Navy seeks to add more minority recruits

Stepping up its bid to recruit minorities, the U.S. Naval Academy on Friday unveiled a 60-second promotional spot featuring Asian, Hispanic and black midshipmen and said it is producing a graphic novel to appeal to young recruits.

Vice Adm. Jeffrey Fowler, who has been Naval Academy superintendent for just more than a year, said one of his priorities is to increase the numbers of minorities at the Annapolis institution, as well as reaching out to students from such historically under-represented regions as the Upper Plains and West Coast.

This year’s plebe class at the academy, which entered Annapolis on Thursday, has 351 minorities in a class of about 1,250 — a record high. But Fowler, at a news conference Friday, said the military’s officer corps should reflect the makeup of its enlisted force, which is about 47 percent minority.

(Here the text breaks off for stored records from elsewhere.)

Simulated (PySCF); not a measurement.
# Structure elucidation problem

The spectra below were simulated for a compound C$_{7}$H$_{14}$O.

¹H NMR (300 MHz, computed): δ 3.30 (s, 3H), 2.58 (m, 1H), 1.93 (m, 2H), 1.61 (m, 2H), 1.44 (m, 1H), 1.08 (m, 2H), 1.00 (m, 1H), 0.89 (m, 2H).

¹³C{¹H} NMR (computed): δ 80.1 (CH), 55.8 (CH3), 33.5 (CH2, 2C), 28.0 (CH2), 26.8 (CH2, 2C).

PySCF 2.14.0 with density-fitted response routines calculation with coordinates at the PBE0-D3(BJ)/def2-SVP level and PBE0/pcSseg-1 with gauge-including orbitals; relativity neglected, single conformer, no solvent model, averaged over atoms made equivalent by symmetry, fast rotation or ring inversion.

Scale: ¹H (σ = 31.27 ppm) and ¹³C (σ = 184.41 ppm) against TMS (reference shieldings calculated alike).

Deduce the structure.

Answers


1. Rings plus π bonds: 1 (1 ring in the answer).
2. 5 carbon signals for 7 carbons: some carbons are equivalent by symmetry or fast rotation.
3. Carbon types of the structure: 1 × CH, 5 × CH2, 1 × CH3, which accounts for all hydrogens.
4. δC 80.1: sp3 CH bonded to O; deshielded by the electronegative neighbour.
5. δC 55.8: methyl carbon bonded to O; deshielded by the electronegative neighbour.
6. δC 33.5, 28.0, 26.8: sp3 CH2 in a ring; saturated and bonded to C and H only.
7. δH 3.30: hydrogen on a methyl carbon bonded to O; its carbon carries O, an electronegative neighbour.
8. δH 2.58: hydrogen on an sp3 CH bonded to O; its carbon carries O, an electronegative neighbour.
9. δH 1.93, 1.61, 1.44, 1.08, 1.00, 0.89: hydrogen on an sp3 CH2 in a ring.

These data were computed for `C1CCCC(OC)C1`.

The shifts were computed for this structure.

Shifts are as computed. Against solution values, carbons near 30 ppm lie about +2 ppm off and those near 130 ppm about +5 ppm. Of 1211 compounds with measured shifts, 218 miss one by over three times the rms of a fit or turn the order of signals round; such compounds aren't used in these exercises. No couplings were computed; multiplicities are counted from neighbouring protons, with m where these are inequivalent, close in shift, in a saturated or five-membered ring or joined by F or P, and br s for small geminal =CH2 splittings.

To that end, the academy is sending recruiters into inner-city high schools with a technical focus and accepting more minorities into its weeklong summer program for rising high school seniors. Half of the 83 blacks in this year’s plebe class attended the Summer Seminar program.

“It’s an important part of getting over the fear of the unknown and the uncertainty of military service,” Fowler said.

The academy has jettisoned its traditional promotional video, which featured standard shots of the Annapolis campus with a stern, authoritative male voice-over. The new video produced this year features the Naval Academy Gospel Choir and images of minority midshipmen flying jets and serving on ships. The video will be shown during the institutional commercial time during Navy football games and in other venues.

The graphic novel won’t be released until the fall, but Fowler said it begins with a scene at the tomb of John Paul Jones, a Revolutionary War naval hero whose crypt is on the academy grounds.